We have finished the basic implementation of the database management system. i.e, we have passed the tests provided by CS61B and meet its requirement. We intend to realize some new functions in the following days, like order by, delete, etc. We finished the program on 12/10.
As "Project Skeleton" demonstrates, the project is divided into ten classes. Some important classes will be introduced. The main class serves as the entry point and top-level control for the project. It is responsible for managing the overall flow of the program and coordinating the actions of the other classes. The command interpreter class is responsible for handling user input and communicating with the database class. It receives commands from the user and passes them on to the database class for processing. The database class contains tables, which are represented by the table class. The table class is responsible for performing various database operations, such as inserting, updating, and deleting rows, as well as interacting with files to read and write data. The row and column classes represent individual elements within the table, such as a specific row or column in a spreadsheet. These classes are used to store and manipulate data within the table. The jtable and jTableImg classes are used for the visualization of table.
Notice: In the section "statement structure", we use Backus–Naur Form (BNF) for the ease of understanding our version of SQL language structure.
Statement Structure: create table <name> <table definition>;
Notice: <table definition> ::= ( <column name>+, ) | as <select clause>
In the function “tabledefinition”, the program will first use array list to store the column titles (column names). Then, create and initialize a new table object containing the column titles. If the statement contains “as”, the program will execute the function “selectclause” and select the corresponding information from the table to form a new table. Finally, put the new table and its name into the database.
Statement Structure: insert into <table name> values <literal>+, ;
First, the program will add the literals to the value array list. Then, create a new row to hold these values(literals) (More specifically, transform the value array list to the type Row). Finally, add the new row to the corresponding table.
Statement Structure: remove from <table name> <condition clause>;
“removeRowStatement”: the function is similar to the “select” except that it will delete rows satisfying the conditions of the specific table.
Statement Structure: select <column name>+, from <table name>+, <condition clause>;
First, the program creates three array lists to store selected column titles (two array lists to obtain distinct column title and prevent duplicated column title) and the name of aggregate functions if there is any.
Then, by using the functions provided by the tokenizer class to check if there are any aggregate functions (“avg”, “sum”, “min”, “max”, “count”), if there is aggregate function(s) in the statement, do the corresponding operation(s). At the same time, the program will store the selected column name(s) in the array list. Then the program will obtain targeted table(s) after the “from” statement.
If the statement contains “where”, “group by”, “having”, “order by”, the program will do the corresponding operation(s) until it ends with “;”.

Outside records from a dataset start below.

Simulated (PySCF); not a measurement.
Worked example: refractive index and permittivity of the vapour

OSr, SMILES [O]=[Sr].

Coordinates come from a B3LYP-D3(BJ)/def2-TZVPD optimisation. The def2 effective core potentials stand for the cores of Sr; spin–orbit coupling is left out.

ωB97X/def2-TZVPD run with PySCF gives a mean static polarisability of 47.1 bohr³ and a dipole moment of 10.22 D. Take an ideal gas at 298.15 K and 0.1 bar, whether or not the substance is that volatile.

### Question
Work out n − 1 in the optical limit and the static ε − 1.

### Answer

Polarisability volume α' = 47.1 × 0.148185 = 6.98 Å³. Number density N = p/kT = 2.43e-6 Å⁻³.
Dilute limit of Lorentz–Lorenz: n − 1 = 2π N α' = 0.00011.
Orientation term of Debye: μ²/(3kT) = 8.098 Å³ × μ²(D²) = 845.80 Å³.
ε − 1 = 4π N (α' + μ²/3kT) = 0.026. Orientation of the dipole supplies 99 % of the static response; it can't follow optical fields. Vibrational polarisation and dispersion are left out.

Statement Structure: column_minus <table name>: <column name1> and <column name2> to <column name3>;
Notice: <column name3> ::= <column name1> - <column name2>
First, the program will check if the first token of the string is "column_minus". Then, the program will get the table name (suppose the size of the table is m*n), two column names in the table, and the result column name after the minus operation. After that, the program will call the function "columnMinusCluase" to do the minus operation. If the values of the two columns are not digits, the program will raise the error reminder. Then, the program will iterate each row in the table so that it can combine the original values of the row with the minus result value to form a new row. All the new rows together form a new table (size of the new table: m*(n+1)). Finally, the new table will be printed.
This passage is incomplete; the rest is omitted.